NY Court of Appeals Suspends Queens Judge Under Fire for Abusing Attorneys in Court
Perhaps it's best for a judge under the microscope for allegedly abusing lawyers and witnesses not to express belligerence toward the investigative process.
May 04, 2018 at 03:03 PM
4 minute read
Perhaps it's best for a judge under the microscope for allegedly abusing lawyers and witnesses not to express belligerence toward the investigative process.
A Queens judge who is accused of doing just that has been placed under suspension by the New York Court of Appeals while it reviews a determination from the state's judicial watchdog that he be removed from the bench for allegedly mistreating persons in his courtroom and failing to cooperate with the investigation into his conduct.

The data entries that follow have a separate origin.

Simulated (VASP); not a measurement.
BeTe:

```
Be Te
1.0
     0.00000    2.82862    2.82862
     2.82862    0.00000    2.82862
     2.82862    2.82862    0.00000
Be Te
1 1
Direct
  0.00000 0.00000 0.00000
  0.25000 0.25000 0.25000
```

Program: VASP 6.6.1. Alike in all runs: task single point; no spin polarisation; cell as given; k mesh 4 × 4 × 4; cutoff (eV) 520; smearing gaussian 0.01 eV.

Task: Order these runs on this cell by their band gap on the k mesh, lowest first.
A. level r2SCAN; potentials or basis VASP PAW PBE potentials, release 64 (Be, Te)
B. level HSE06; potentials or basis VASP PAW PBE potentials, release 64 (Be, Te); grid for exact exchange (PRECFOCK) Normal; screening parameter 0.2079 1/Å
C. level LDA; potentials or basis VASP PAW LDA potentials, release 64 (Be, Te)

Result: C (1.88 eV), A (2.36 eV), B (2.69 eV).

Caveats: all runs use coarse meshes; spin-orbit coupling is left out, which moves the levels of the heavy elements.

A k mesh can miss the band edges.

Queens Civil Court Judge Terrence O'Connor, who is also accused of ignoring mandated procedures for issuing sua sponte awards in no-fault insurance cases, has filed to challenge the Commission on Judicial Conduct's determination for removal before the Court of Appeals.
Among its accusations, the commission said that O'Connor, who was elected to the bench in 2009 and whose term is set to expire at the end of the year, stormed out of proceedings before the commission regarding complaints about his allegedly discourteous treatment of attorneys in the commercial landlord-tenant part over which he presided, and could be heard calling the proceedings a “fucking clown show.”
According to the commission's determination, it was investigating O'Connor's allegedly “belligerent, rude and condescending” behavior in his courtroom, which included chastising attorneys in two different cases—Daniel Pomerantz of Cohen Hurkin Ehrenfeld Pomerantz & Tenenbaum and Pamela Smith of Stern & Stern—for using the word “OK” during bench trials.
“Stop telling [the witness] his answers are OK,” O'Connor said to Smith during a 2015 bench trial, according to the commission's determination.
The judge said in both cases that the attorneys were using the word as a tactic to lead a witness during examination, issuing rulings to strike the witnesses' testimony and dismiss the petitions that Pomerantz and Smith, who represented landlords, filed on their clients' behalf.
In another exchange in March 2015, the commission alleged, O'Connor upbraided Boris Lepikh, who at that point had been practicing law for about a year, for continuing to wear his coat in the courtroom and, after denying Lepikh's motion in his case and ordering him to trial immediately, for using his cellphone to text his employer.
“Is there some course in law school now, how to be discourteous and how to be rude? Because if there is, you must have gotten an A in it,” O'Connor said to Lepikh, according to the commission's determination.
“Quick to chastise lawyers for perceived discourtesy, sarcasm and unprofessional behavior, respondent himself engaged in such conduct, subjecting lawyers to harsh personal criticisms and insults in front of their clients, peers and others in the courtroom,” the commission said.
Additionally, the commission said that O'Connor issued sua sponte awards of counsel fees upon granting defendants' motions for summary judgment or dismissal in nine different no-fault insurance cases.
The Court of Appeals suspended O'Connor with pay; his annual salary is $193,500.
O'Connor appeared pro se before the commission and has hired Jonathan Edelstein of Edelstein & Grossman to represent him in his challenge to the commission's determination. Edelstein declined to comment for this story.
The high court is expected to take up the challenge this fall, according to spokespersons for the commission and the court.
O'Connor has run afoul of the judicial conduct commission in the past. In 2013, he was censured for continuing to serve as a fiduciary without approval after becoming a full-time judge and for failing to disclose that his residence was being targeted for foreclosure.